Friday, July 31, 2009

Getting copies of your stuff off the internet using wget

So I think it's a bit iffy putting stuff out there on other peoples computers. Like, well like this is. So what do you do?? Well if it's a page or two -- like a blog with only a few entries you can just save the page. But what if it's a whole bunch of pages like say a wiki? What you need is wget

Wget



Wget is a program which you can use to download webpages. But it can read the pages it downloads and then download the pages to which that first page linked. Then it can download the pages that the pages that the first page linked to link to. If you see what I mean. The only drawback that it could be seen as having is that it doesn't have a GUI -- you have to type in all the commands. But once you get the hang of that it's usually easier and quicker than clicking on things and dragging on other things.

If your wiki has a password you can even log into it first using wget and then download the wiki.

Just for the laugh, here's the directions I did fro when I was looking after a wiki on pbwiki (now pbworks) showing how to download an entire (pretend example, called "*example*") wiki from pbworks:

Backup instructions:



These instructions will create a copy of pretty much the entire wiki which will run on your computer. It puts it in a folder with the title of the wiki - it will have hundreds of files in it, scroll down to, and click, "index.html" and you'll be using your local copy of the wiki.

wget is run from the command prompt (Start -- All Programs -- Accessories -- Command prompt), you type each command in as a single line and press enter and it will do its job without any further input from you. As it's doing its work the command prompt window will tell you what's happening -- this will not be very interesting to watch but if it fails you'll probably be able to work ou what's gone wrong. The paths in the commands below assume that you have installed wget with the defaults from the sourceforge page above. If you're using CygWin or another form of wget you probably know what to do.

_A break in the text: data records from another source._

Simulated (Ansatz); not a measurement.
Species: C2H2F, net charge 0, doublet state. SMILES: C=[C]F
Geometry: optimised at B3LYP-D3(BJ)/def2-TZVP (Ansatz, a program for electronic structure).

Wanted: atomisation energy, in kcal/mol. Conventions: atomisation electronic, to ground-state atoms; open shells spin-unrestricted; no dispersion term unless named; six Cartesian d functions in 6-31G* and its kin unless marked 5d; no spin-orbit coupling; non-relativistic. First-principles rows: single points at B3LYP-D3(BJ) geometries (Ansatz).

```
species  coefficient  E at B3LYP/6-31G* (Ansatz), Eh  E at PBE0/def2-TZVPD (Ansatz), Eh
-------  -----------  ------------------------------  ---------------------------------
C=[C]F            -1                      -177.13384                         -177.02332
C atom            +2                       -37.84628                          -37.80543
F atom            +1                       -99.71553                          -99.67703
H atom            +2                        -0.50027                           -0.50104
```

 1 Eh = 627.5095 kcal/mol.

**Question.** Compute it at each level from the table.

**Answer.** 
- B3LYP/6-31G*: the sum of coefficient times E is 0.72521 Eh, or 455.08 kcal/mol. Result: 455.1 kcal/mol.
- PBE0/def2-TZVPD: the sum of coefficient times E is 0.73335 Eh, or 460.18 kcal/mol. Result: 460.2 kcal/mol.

The command to do the downloading will probably take a long time (as in an hour or so) -- this is deliberate so as not to annoy the computers hosting the wikis. (it mostly takes so long because I can't work out how to fine-tune it to only download the current version of each page and not every single version for all history)

When wiki does not require a password:

If the wiki doesn't require a password to read, for example http://*example*.pbwiki.com things are easier and it can be downloaded with a single command. This is working from the assumption that there are no uploaded documents. If there are then a Backup page should be created which has a copy of each file and the URL in the command altered appropriately.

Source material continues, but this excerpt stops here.